Because people have control over their moods, they can turn them on and off.

Here’s an example

I was working on a project with a colleague who was in a foul mood. He met my questions and suggestions with blunt one or two-word responses or grunts. He responded to my attempts to lighten his mood with drop-dead glares. The situation was tiresome, childish, and unprofessional.

At one point, his boss came into the room. She could have been his fairy godmother, due to the magical effect on my co-worker. For the ten minutes the boss was with us, he took on a whole new persona. He was lively, fun, confident — even flirty. The minute the boss left, she took his good mood with her.

The darkness returned

The black cloud came back, along with the rotten mood, one-word responses and dirty looks! If you’ve ever been around someone who’s moody, you’ve no doubt experienced something similar. That someone can interrupt a mood like that is a testament to how much control people have over their state of mind.

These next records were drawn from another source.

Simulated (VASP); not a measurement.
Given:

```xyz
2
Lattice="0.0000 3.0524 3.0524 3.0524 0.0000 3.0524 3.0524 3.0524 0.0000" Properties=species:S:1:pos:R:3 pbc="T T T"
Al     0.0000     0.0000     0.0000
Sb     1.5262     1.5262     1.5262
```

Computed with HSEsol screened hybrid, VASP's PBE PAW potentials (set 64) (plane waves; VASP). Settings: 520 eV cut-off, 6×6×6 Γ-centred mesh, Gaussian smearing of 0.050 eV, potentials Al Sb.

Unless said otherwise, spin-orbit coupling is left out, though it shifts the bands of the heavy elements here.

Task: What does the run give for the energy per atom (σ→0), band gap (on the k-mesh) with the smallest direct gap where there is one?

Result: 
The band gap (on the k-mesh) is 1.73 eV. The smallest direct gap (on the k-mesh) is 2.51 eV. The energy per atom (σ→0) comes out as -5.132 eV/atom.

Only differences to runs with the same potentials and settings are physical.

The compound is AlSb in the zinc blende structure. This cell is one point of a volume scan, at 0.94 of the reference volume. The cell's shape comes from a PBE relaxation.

2. An inability to express oneself clearly and appropriately

As you saw from my example, a person can target a mood towards one or more people. This is because the moody person doesn’t communicate effectively, or doesn’t say what they wish to say, to whomever they need to say it. They don’t know how to express their emotions without blaming someone else for those feelings.

Being moody becomes a way of punishing everyone the moody person holds responsible for their feelings — plus a few others. This is a great confusion tactic, because no-one knows who is guilty of upsetting the moping being!

So if you’re a moody person, how can you change?

woman pointing at 'how to change your rotten mood'.

There are several ways:

  1. Take responsibility.
  2. Tell whoever has upset you exactly what they did, and the impact their behaviour has had on you, but without blaming them.
  3. Remember, others cannot read your mind — they may genuinely have no clue why you’re in a snot!
  4. Develop more self-awareness and emotional intelligence.

Let’s explore each one

1. Take responsibility for your emotions

Recognise that moodiness is a choice. No-one can make you feel unhappy unless you allow them to, because only you control your emotions. When you allow others to control your responses, you’re behaving like a victim — and giving away your power. Learn how to stop people pushing your buttons.

You don’t blame others when you’re happy, do you? So why would you blame others when you’re unhappy?

2. Tell the person who has upset you

If you believe someone has done or said something deliberately to upset you, tell them about it. If you think you can’t tell them, learn how to — or write them a letter. It’s much better to get the issue off your chest than keep it inside eating away at you. If you consider the misdemeanour was not deliberate, why are you getting upset about it?

Forgive the person and move on!

3. Remember, others cannot read your mind

They don’t know what you’re upset about. So if you don’t tell them what’s upsetting you, they might do something and upset you again.

4. Develop more self-awareness.

Become aware of your own thinking processes. How are you making yourself moody? Observe the negative thoughts that are contributing to your mood. Change them, one-by-one, to support a better mood.

Use the same ‘rotten mood creating strategy’ to experience happiness and gratitude

Yes, you use the same strategy you used to create a rotten mood — but use different words and tone. To make yourself moody, you need to keep reliving something upsetting, and search for other things that justify and confirm your moodiness.

Instead, remember something you’re grateful for

Replay it over and over in your mind. Notice the pictures you make in your mind and words that show you’re grateful. Now remember another thing you’re thankful for, then another. Continue until you’re feeling blessed, lucky, happy and joyful!

Use the same strategy to create a great mood

Don’t hold back! Look at some jokes, recall funny situations from your past, look at cartoons or watch a video.

Now, about that bad mood…Get Unstuck Self Review

  1. Remember, self awareness is the key to understanding your emotional states and mood. Start with my free Get Unstuck self Review. It will help you identify the areas where you can improve your self-awareness.
  2. Learn how to express yourself clearly and appropriately, so you let people know when you’re unhappy about something — rather than stewing on it.
  3. Take control of your emotions. Ultimately your mood is your choice.

It’s your life — create it how you’d like it to be.

I’m here if you’d like help to change your thinking and mood. Check out SHIFT Coaching.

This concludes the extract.